Fundamental Factors › Lesson 6: Profitability

Analyzing Profitability with Alphalens¶

After performing exploratory data analysis (EDA) on a fundamental factor, a common next step is to use Alphalens to analyze the factor's predictive value. Alphalens is a useful tool for preliminary research because we don't have to write much code to get feedback on whether the factor may be predictive. It provides a low-effort way to experiment and gain direction regarding next steps.

To analyze the profitability factor, we first construct our operating margin factor, incorporating the filtering and truncation rules that came to light during EDA:

In [1]:

from zipline.pipeline import Pipeline, sharadar

fundamentals = sharadar.Fundamentals.slice('ART')

revenue = fundamentals.REVENUE.latest
operating_margin = fundamentals.OPINC.latest / revenue.where(revenue > 0) 

# exclude companies with negative operating expenses or negative cost of revenue
opex = fundamentals.OPEX.latest
cor = fundamentals.COR.latest
operating_margin = operating_margin.where((opex > 0) & (cor > 0))

# clip range to (-1, 1) so as not to overweight outliers
operating_margin = operating_margin.clip(min_bound=-1, max_bound=1)

We import our universe filters to use in the pipeline, but we go further and explicitly limit our universe to companies with non-null operating margins. That is, we exclude from the pipeline output the records we masked with NaNs (such as companies with zero revenue). If we pass too many NaN values to Alphalens, Alphalens will get worried and complain that it had to drop too many records from the analysis; we can avoid this by not passing the intentional NaNs to Alphalens in the first place.

In [2]:

from codeload.fundamental_factors.universe import CommonStocks, BaseUniverse

universe = BaseUniverse() & operating_margin.notnull()

A useful feature of Alphalens is the ability to include secondary grouping factors in the analysis. Grouping factors result in additional plots that break down the primary factor's performance by the grouping factor. You can include as many grouping factors as you like.

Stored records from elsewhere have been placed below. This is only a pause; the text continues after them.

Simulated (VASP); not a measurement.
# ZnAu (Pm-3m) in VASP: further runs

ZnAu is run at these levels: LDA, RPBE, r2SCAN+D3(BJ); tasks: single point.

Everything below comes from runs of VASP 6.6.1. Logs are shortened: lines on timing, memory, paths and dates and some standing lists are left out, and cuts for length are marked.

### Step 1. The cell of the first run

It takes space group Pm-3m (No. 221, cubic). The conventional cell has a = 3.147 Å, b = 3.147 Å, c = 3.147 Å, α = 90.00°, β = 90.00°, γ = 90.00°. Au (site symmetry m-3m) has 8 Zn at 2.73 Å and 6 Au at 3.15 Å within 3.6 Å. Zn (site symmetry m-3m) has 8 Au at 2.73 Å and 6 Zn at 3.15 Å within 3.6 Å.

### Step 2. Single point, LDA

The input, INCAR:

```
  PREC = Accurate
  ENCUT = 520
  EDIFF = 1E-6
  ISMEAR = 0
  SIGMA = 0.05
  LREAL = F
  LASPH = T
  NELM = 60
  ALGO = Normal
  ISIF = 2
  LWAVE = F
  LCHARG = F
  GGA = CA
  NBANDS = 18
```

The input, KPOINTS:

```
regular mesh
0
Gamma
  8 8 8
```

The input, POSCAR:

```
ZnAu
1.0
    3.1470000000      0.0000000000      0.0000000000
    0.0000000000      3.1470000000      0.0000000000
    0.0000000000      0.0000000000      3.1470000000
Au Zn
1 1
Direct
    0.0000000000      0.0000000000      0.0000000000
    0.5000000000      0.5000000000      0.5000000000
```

Because our base universe includes companies of all sizes, it is usually a good idea to include size as a grouping factor. Company size, particularly when the very smallest of companies are included in the universe, can have a significant impact on performance, which can potentially mask the effect of the factor you're trying to study. Including size as a grouping factor allows you to spot when this is happening.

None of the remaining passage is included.